June 25

President v.PM=Chaos

This is a simple formula which is universally applicable. Having a constitution which provides for both a president and a prime minister, with any meaning or power in either office, is a recipe for at least instability and potentially, bloody chaos. Yet this is precisely the secret goal of the republican movement in its demand that this or some future Australian government engage in a convoluted and extremely expensive series of plebiscites and referenda which have been specifically designed for one purpose, and one purpose only, to deceive the Australian people into throwing out one of the world’s most successful constitutions.

Remember that this plan was actually endorsed, at considerable public expense, by a Senate committee majority in 2004. The senators must have had second thoughts about the rubbish they were endorsing that they then released it at precisely the moment when it would be ignored by most of the media. Remember too that it was also adopted by the Hon. Mark Latham MHR when he was the Leader of Her Majesty’s Loyal Australian Opposition, having affirmed or sworn allegiance to the Australian Crown on several occasions. Mr. Latham was so delighted that he pledged to cram the three federal votes into an impossibly short period of time by having one plebiscite or referendum each year of his first term. In fact, a Latham government would have had little else to do!

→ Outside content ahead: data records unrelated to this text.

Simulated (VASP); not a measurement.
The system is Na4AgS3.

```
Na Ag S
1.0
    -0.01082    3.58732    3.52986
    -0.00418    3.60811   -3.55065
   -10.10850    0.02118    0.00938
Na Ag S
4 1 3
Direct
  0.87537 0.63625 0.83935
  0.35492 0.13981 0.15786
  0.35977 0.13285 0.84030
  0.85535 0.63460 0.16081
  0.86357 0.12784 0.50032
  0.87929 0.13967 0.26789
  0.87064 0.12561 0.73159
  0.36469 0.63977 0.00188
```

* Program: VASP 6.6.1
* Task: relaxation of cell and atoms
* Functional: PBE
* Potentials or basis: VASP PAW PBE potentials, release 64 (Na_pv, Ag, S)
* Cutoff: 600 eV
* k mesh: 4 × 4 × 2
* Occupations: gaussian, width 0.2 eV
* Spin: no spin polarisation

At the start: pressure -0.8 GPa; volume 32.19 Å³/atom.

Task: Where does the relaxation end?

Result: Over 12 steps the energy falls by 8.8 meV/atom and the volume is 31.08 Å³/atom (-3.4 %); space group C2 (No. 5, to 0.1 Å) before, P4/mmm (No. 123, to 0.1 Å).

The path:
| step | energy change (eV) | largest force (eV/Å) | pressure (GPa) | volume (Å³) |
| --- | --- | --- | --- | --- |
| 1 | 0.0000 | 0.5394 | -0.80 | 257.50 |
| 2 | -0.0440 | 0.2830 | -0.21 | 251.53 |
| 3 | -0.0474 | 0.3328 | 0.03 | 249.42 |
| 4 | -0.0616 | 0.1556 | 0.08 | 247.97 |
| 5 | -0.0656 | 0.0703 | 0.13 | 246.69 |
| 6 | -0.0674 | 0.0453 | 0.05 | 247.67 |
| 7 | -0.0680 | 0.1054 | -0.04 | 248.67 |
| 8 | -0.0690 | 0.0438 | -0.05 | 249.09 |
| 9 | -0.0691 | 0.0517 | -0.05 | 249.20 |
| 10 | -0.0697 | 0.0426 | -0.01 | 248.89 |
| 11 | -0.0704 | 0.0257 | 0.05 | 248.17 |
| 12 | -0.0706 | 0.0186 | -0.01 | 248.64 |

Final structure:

We now have a living example of the chaos this sort of constitution produces. This is in the tragedy which has befallen East Timor. The Fretilin marxist Prime Minister, Mari Alkatiri, has been accused of arranging the murder of opponents, and the President Xanana Gusmao has been trying to have him removed. Australian and other troops have been called in to quieten the bloody disorder. But because he does not enjoy the reserve powers of the Governor-General, the President cannot dismiss the Prime Minister. Exasperated by a constitution Australia warned against, but which Her Majesty’s Shadow Australian Attorney-General ms Nicola Roxon evidently prefers over ours, the President recently threatened to resign if the Prime Minister did not go . But hordes of demonstrators then charged into the streets, French style, demanding the President stay. So at the moment of writing he is still there, staying at the call of the mob, just as Gamul Abdul Nasser did when crowds drummed up by his party called on him to renounce his resignation.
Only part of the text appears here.